Demon City Shinjuku (1988) poster

Demon City Shinjuku (1988)

Rating:

(Makaitoshi Shinjuku)


Japan. 1988.

Crew

Director – Yoshiaki Kawajiri, Screenplay – Kaori Okamura, Based on the Novel by Hideyuki Kikuchi, Producers – Kenji Kurata & Makoto Seya.


Plot

Genichirou is killed in a fierce sword battle while trying to stop the evil sorcerer Revi Ra. Afterwards, Shinjuku City is transformed into a dark place, inhabited by supernatural forces. Ten years later, Kyoya Izayoi, a young student of the martial art of Nempo, watches on tv as World President Kozumi Rama is attacked by demonic forces. Afterwards, he is approached by the guru Ag’ni Rai who asks his help in saving the president. Kyoya protests that he lacks the skill but Master Rai informs him that he is the son of Genichirou. Kyoya declines but then meets Sayaka, the daughter of the president. After he turns down her plea for help, she decides to head into Shinjuku City on her own. He follows her and together they encounter and battle the demonic forces that inhabit the city. Kyoya must learn the skills of his father within the three days before Revi Ra returns to life and invokes the void that will unleash unimaginable dark forces.


Demon City Shinjuku was the third full-length anime film from Japanese director Yoshiaki Kawajiri. Kawajiri had previously co-directed Lensman (1984) then solo directed the amazing Wicked City (1987), as well as one of the episodes of the anthology Neo-Tokyo (1987). Ahead for Kawajiri would be works like Ninja Scroll (1993), Vampire Hunter D: Bloodlust (2000), the Program episode of The Animatrix (2003) and Highlander: The Search for Vengeance (2007).

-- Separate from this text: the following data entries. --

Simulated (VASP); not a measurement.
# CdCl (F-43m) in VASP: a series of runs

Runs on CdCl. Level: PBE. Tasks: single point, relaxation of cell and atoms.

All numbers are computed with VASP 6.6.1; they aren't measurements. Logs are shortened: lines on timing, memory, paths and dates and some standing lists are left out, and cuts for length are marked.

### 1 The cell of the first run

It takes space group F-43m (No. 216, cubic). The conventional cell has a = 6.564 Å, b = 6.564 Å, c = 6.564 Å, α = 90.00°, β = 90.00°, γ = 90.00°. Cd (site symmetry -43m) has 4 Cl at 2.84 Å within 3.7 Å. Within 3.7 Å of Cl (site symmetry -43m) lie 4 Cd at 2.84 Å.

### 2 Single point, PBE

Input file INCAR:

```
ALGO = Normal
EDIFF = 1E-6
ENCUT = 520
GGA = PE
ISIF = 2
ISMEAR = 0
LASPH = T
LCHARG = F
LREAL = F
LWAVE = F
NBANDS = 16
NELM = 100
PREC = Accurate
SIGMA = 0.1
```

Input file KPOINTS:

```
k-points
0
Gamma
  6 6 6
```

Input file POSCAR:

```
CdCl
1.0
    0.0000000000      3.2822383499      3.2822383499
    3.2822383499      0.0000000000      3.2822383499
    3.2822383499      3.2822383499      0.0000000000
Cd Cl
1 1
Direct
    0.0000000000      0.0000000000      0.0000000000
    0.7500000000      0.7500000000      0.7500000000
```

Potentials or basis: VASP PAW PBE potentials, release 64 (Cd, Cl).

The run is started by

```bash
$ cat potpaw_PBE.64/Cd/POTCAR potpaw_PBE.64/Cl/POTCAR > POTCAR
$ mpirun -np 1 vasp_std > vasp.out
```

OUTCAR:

Demon City Shinjuku falls into the themes familiar to some of the classics animes from the 1980s that were centred around the battle between the human world and demon dimensions as we get in the likes of Legend of the Overfiend (1989) and Kawajiri’s own Wicked City. The story here treads very similar territory to Wicked City, although one feels that Wicked City‘s extraordinarily perverse element makes it the superior effort of the two.

Certainly, the artwork is cruder than the more sophisticated animation of Yoshiaki Kawajiri’s later work. Nevertheless, Kawajiri still conjures amazingly fantastique images. The entry into Shinjuku City is built up superbly with Kawajiri conjuring an otherworldly atmosphere – skyscrapers toppled and lying at angles against each other; the shadow of a cat that we then see gutted and torn apart; things hopping after Sayaka and then being pursued by giant spiders. It effectively suggests the sense of a regular area of city having stepped over into a borderland zone where nothing is normal any longer.

Kyoya and Sayaka venture into Shinjuku in Demon City Shinjuku (1988)`
Kyoya and Sayaka venture into Shinjuku

There are all the typical wild and out there action scenes of Kawajiri fare – Kyoya fighting a giant spider with a human head and a mouth in its stomach atop a speeding train; his being sucked down into an ordinary looking pool of water in a railway yard and attacked by multiple bat-like things that fly in formation; a slithering shadow that transforms into a red-haired woman who tries to seduce him while wrapping her tentacles around him and dripping acid, as he remains perfectly calm throughout, before firing scalpels at her and dispatching her with a bottle of alcohol poured down her throat.

The finest sequence is where Kyoya encounters a young girl in a park and is blasted and wounded by her as she erupts into pink flame, revealing that the flame is all the souls of those who have been killed in the city, whereupon Sayaka pleads for them to find peace, saying she cannot change what happened and is swept up into a vast storm of pink, only to see it transform into a snowfall of blue before she finally hugs the little girl as she dissolves into dust.